The food emulsion composition in this embodiment preferably further contains component (A). The component (A) is as described in [1. Food composition and its production method], and therefore description thereof will be omitted.
The content of component (A) in the food emulsion composition is, from the viewpoint of imparting binding property and elasticity to the food, preferably 0.1% by mass or more, more preferably 0.2% by mass or more, even more preferably 0.5% by mass or more, even more preferably 1% by mass or more, and even more preferably 1.5% by mass or more, based on the entire food emulsion composition. From the same viewpoint, it is preferably 10% by mass or less, more preferably 8% by mass or less, even more preferably 5% by mass or less, even more preferably 3% by mass or less, and even more preferably 2% by mass or less.

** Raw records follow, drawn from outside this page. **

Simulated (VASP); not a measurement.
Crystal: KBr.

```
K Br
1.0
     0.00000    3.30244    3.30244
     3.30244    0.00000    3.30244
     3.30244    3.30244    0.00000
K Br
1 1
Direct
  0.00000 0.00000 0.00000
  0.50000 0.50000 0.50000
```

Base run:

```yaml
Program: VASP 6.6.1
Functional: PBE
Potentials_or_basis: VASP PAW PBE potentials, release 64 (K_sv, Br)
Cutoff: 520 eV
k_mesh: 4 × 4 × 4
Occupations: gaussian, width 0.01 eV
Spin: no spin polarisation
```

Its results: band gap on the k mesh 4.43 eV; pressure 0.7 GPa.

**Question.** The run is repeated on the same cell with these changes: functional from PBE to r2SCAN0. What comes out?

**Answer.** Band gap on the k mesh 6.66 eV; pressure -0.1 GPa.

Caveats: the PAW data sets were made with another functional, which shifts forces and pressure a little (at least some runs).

The food emulsion composition of this embodiment may contain ingredients other than those mentioned above. Specific examples of such ingredients include salts such as magnesium salts, such as magnesium chloride and magnesium sulfate, potassium salts, such as potassium chloride, calcium salts, such as calcium chloride, calcium carbonate, and calcium sulfate, and sodium salts, such as sodium chloride (table salt); coagulants, such as glucono-delta-lactone; sugars, such as lactose; unprocessed starch; seasonings; colorants; emulsifiers, and the like.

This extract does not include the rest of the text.